Certain internal and external factors can affect the four functions of management, which are planning, controlling, organizing, and leading. Management should analyze internal and external factors for any factors that have the potential to affect the company. To understand better management’s responsibility in this arena let us examine some of the internal and external factors that may affect Wells Fargo. External factors that most commonly affect the four functions of management are sociological, economic and political, and technology. Sociological directly affects the methods in which management does their job. The sociological factor covers the general culture, work ethics, personal values, and trends of a particular area. Obtaining a better understanding of sociological factors can help management plan and design products in the future. Wells Fargo can offer better financial products by understanding the society directly surrounding them. According to Wells Fargo (2010), “Our first job is to understand our customers’ financial objectives, then offer them products and solutions to help satisfy those needs so they can be financially successful. If we do that right, then all sorts of good things happen for all our stakeholders including our shareholders.“
The next external factors that affect the functions of management is economic and political. These factors are driven directly by the economy and political environment. The management of Wells Fargo must examine how to best operate within the ever-changing climate of politics and the waffling economy to maintain a successful business. Studying competitors, customers as well as suppliers is a necessity to make effective decisions. The last but not least external factor to affect management is technology. This area has perhaps the most effect on businesses. The constant changing market of technology is one area that an organization can feel the effects virtually overnight. It is imperative that companies approach technology with flexibility and the understanding that the organization must be able to adapt to frequent change.
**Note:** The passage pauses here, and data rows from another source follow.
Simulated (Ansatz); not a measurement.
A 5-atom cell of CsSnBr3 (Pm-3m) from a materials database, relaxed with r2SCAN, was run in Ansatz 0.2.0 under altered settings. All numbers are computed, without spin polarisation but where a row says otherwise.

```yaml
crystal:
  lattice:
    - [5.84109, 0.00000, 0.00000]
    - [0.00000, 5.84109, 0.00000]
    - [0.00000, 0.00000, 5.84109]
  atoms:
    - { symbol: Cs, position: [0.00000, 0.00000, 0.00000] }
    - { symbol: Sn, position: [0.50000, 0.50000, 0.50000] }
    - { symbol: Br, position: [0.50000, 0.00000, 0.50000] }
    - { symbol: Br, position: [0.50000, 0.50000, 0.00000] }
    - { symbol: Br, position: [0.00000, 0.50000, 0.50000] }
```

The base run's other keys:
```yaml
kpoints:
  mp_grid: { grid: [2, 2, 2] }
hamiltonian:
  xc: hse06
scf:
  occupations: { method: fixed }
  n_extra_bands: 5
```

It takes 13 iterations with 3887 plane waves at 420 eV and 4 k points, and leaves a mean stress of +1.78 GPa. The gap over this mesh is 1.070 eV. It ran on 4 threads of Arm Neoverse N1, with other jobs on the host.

External factors can have a large effect on any organization. However, internal factors can have just as large of an effect on a company. Internal factors can be considered the available resource that an organization possesses to accomplish a goal. These can be such things as human resources, physical resources, financial resources, and even technological resources. Management has the responsibility to use these resources efficiently and effectively. The overall success of a company can depend upon how these resources are acquired and utilized. Wells Fargo has concentrated on internal factors for much of its existence. The company as a whole has grown considerably over the last 20 years, starting with a few banks in the Midwest to a bank with national recognition. Wells Fargo has achieved greatness simply by capitalizing on internal factors of adequately managing their internal factors.